Technically, the first summer blockbusters were dropped by the RAF on Northern Europe during the latter half of WWII. At the time, major studio films were “tentpole” features (they financially supported the rest of the studio’s release slate) and followed more of a platform release. They would first appear at premiere theaters in major cities, then slowly roll out to smaller markets, lesser venues, and foreign territories. It was not unusual for a popular Hollywood film to be in original release for more than a year. This was also a time when the summer represented a low point in theatrical box office for the year, with summer heat driving people towards more outdoor activities.
The summer blockbuster movie as we know it today began on June 20, 1975 with the release of Jaws. Blockbusters now have several attributes in common, starting with mass audience appeal, a wide release (originally, covering theaters across North America, now increasingly day-and-date around the world), and a significant promotional campaign. In the day of the tentpole feature, movies could take their time to find an audience. Now, it’s all about the opening weekend. This has diminished the impact of word-of-mouth and critical reviews, replacing them with a media blitz. (Of course, “blitz” is another word borrowed from WWII – in this case, derived from “blitzkrieg,” or “lightening war” – which is strangely appropriate when you consider the attack-on-all-fronts/take-no-prisoners marketing juggernaut released in support of a major studio film.)

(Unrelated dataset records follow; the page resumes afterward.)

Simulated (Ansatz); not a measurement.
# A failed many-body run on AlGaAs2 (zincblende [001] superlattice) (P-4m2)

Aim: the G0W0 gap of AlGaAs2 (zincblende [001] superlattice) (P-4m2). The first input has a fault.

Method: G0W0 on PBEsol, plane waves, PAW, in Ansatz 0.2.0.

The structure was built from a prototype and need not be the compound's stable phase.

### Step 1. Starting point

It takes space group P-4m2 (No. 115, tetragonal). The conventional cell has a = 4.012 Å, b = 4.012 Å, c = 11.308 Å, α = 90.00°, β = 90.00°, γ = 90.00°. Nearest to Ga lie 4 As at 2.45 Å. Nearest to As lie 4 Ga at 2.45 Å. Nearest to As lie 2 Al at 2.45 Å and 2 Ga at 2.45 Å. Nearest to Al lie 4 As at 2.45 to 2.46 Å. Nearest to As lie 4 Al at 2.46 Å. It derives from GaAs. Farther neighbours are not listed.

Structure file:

In the era of the modern multiplex, if a movie doesn’t do well in its initial outing, theaters will start pulling it from screens in favor of more certain sales, making it unlikely that a movie will achieve the final hallmark of the blockbuster movie: huge box office success. And, of course, to be a summer blockbuster, the movie must release in the summer, generally taken to mean an initial release between May and August (showing a bias towards northern hemisphere weather patterns).
Our friends at Rotten Tomatoes have ranked the top 75 summer blockbuster movies, based on a blended ranking of Tomatometer scores. The list includes the expected mix of action, comedy, and sci-fi offerings, starting with Jaws (#12) and Star Wars (#10), which, along with The Godfather (a spring, rather than summer, release) are credited with popularizing the wide release strategy. Topping the list is E.T. The Extra-Terrestrial (#1), the heartwarming story of a marketing tie-in blunder when the filmmakers could not get permission to use M&Ms and so turned to Reese’s Pieces instead.